Wednesday, November 11, 2009

Mad Men's Season Three Finale: A Perfect Pitch


Mad Men’s season three finale is possibly one of the best episodes of the show so far, if just for the great ways they showed how purposefully done everything through the season was.

Of course Joan left the firm because she got married. It made it much more dramatic when she came back and was given purpose again. Plus, with her husband going to Vietnam soon, she’ll likely need the built-in support network.

Of course Duck offered jobs to Peggy and Pete. They were two of the most talented and forward-thinking people in the firm, so it makes sense they'd be asked to join the new version of it. Plus, think of the dynamic between Duck and Peggy next season.

Of course Betty had an affair, even if it was mainly emotional. If Don wouldn't have found out about it, he would never have separated from her (or called her the spoiled brat that the audience has called her for a while now), which he desperately needs to do to be a better person.

Of course Hilton strung Don along and used him. It finally clued Don in on what he made others, at least his business friends, feel like.

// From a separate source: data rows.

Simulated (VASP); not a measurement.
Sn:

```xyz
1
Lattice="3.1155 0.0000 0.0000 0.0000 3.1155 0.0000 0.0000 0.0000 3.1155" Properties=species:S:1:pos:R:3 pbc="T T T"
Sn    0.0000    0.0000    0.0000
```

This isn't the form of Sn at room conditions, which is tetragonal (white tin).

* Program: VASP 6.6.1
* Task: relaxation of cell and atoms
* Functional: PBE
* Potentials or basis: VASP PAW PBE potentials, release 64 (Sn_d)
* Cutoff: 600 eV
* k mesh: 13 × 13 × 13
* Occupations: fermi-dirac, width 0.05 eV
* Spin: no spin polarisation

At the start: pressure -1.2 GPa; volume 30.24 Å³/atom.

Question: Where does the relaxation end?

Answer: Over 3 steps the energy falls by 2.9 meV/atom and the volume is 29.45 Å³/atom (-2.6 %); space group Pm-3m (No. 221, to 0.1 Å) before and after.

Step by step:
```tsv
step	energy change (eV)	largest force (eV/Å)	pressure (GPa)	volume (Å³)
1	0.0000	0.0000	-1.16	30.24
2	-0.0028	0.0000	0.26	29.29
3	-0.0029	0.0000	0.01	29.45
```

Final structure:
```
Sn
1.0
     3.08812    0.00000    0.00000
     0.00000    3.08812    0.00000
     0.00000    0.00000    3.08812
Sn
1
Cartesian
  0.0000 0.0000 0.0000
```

Of course Sal got fired. That's going to make all of us so much more worried and hopeful about the possibility of them hiring him for the new incarnation of the firm, because they need him so badly. In the viewer’s eye, that would have to involve Don apologizing for the way he treated Sal the last time the two talked. That may even be possible with what Don may have learned.

Don continues to have one small epiphany after another. Sometimes they take and sometimes they don't. This last episode, it seems he was barraged with them and it looks like they'll all take to some degree. Betty's only epiphany seems to be that she deserves to be with someone who doesn't cheat on her and does share who he is with her, but that just highlights the differences between their two personalities and what they learned this past season. Don has learned he can and needs to be more open. Open in the truth about who he is (both with himself and others), with showing appreciation for others (it's about time he said what he did to Peggy and Pete), and his own limitations (admitting he can't do what others like Pryce and Roger can). However, while Don has learned he needs to be more open and supporting, Betty seems to only have realized she deserves better than what she gets from Don and wants the kind of spoiled life she had before marrying him. In other words, Don learned to accept and give, while Betty learned to fight (harder than before that is) and take (what she feels she deserves, which is a lot). That’s not meant to admonish her feelings because she does deserve better than a man who’ll cheat on her with any woman that’s as different from her as can be. Every woman Don’s been with so far is dark-haired and intellectually stimulating. Betty doesn’t fit either of those descriptions. She, however, is a product of her environment, both past and present.

One of the most dramatic and telling scenes of the finale was the big argument in Don and Betty’s bedroom after he found out about Henry Francis. It’s hard to blame her for saying she’s better than Don now that she knows what kind of family he came from, because it was so perfectly done in the scene by having Don instigate the comment and her so quickly agree to it out of anger. Who hasn’t said something they didn’t mean in the heat of an argument? That’s one of the great ways Mad Men captures people’s attention. The characters are so utterly despicable in so many ways, but they end up being so relatable in just as many ways.

I would say it’s maddening, but Don Draper would verbally beat me down for such a bad pun.